HaaS on SaaS

Jonathan Haas

I'm a product manager at Vanta with a passion for security and privacy. I write about SaaS, startups, and security.

Mental Friction: The Hidden Forces That Shape Our Thinking

11/28/2024

Understanding the invisible resistance patterns in human cognition and how to work with them

Written by: Jonathan Haas

A car tire covered in dirt

The Illusion of Smooth Thinking

Every day, our minds process thousands of decisions, from what to eat for breakfast to how to respond to a crisis at work. We imagine this process is smooth and rational, like a well-oiled machine. But there’s an invisible force creating resistance at every turn: mental friction. It’s the cognitive drag that slows our adaptation to new ideas, the emotional turbulence that distorts our judgment, and the social pressures that shape our thoughts before we even realize it.

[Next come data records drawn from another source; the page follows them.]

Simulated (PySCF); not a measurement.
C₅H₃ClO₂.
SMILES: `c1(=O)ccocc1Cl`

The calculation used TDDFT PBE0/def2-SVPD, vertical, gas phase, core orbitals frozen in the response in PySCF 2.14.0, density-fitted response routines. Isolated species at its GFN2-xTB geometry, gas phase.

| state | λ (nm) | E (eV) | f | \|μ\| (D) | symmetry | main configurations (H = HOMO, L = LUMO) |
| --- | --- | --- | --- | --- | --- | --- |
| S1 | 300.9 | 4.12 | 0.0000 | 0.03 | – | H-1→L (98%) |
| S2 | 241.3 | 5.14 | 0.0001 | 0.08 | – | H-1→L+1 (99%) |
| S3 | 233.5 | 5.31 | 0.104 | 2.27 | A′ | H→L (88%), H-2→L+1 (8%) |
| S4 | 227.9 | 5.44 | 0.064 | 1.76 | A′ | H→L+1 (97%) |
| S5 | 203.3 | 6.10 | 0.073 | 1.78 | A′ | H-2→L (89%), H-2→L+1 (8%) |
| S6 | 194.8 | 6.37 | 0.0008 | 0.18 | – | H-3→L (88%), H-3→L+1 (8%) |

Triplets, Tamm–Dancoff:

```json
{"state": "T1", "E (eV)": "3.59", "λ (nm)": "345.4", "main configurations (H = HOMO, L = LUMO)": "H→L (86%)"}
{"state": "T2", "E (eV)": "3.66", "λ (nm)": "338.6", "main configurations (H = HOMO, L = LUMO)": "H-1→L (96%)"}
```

The Three Laws of Mental Motion

Just as physics has its fundamental laws, our minds operate under certain persistent patterns:

First Law: Cognitive Inertia

Objects at rest stay at rest, and beliefs at rest stay at rest. Our existing mental models don’t just sit quietly in our minds—they actively resist change. This resistance manifests in three key ways:

  1. Pattern Lock-In: We see what we expect to see, even when reality shows us something different
  2. Emotional Anchoring: Our feelings about an idea become fused with the idea itself
  3. Memory Reinforcement: We selectively remember information that confirms our existing views

Second Law: Social Acceleration

The force of an idea is proportional to the social mass behind it. Our thoughts don’t exist in a vacuum—they’re constantly being pushed and pulled by:

  • Cultural currents
  • Peer pressure
  • Authority figures
  • Group identity
  • Status games

Third Law: Conservation of Comfort

For every challenging thought, there is an equal and opposite rationalizing thought. We are meaning-making machines, constantly working to maintain our psychological equilibrium.

The High Cost of Low Friction

We often don’t recognize the price we pay for smooth thinking:

  1. Lost Opportunities: When we filter out information that doesn’t fit our worldview
  2. Relationship Damage: When we project our thought patterns onto others
  3. Decision Quality: When we force complex situations into simple frameworks
  4. Innovation Barriers: When we reject new ideas because they feel uncomfortable

Breaking Through Mental Friction

How do we move past these invisible barriers? Here are practical approaches:

1. Calibrate Your Sensors

Start noticing where you experience mental resistance:

  • What topics make you immediately defensive?
  • Which ideas do you dismiss without consideration?
  • When do you find yourself making excuses?

2. Create Productive Interference

Deliberately introduce controlled chaos into your thinking:

  • Read authors you disagree with
  • Solve problems using unfamiliar methods
  • Expose yourself to different cultural perspectives

3. Build Better Feedback Loops

Develop systems to check your thinking:

  • Keep a decision journal
  • Seek out constructive criticism
  • Test your predictions
  • Review and update your beliefs regularly

The Friction Points That Matter

Pay special attention to these high-impact areas:

  1. Identity Friction: Where new information challenges who you think you are
  2. Value Friction: Where different principles come into conflict
  3. Reality Friction: Where your expectations don’t match your experiences
  4. Social Friction: Where your views clash with your community

Moving Forward

The goal isn’t to eliminate mental friction—some resistance is necessary and healthy. Instead, aim to:

  1. Recognize Resistance: Notice when you’re experiencing mental friction
  2. Calibrate Response: Adjust your thinking based on the situation
  3. Harness Energy: Use resistance as a signal for where growth might be needed
  4. Build Resilience: Develop comfort with cognitive discomfort

A Different Kind of Progress

The next time you feel mental friction, ask:

  • What’s creating this resistance?
  • What am I trying to protect?
  • What might I learn by leaning into this discomfort?
  • How can I use this friction productively?

Because the quality of our thinking isn’t measured by how smoothly it flows, but by how effectively it adapts when faced with resistance.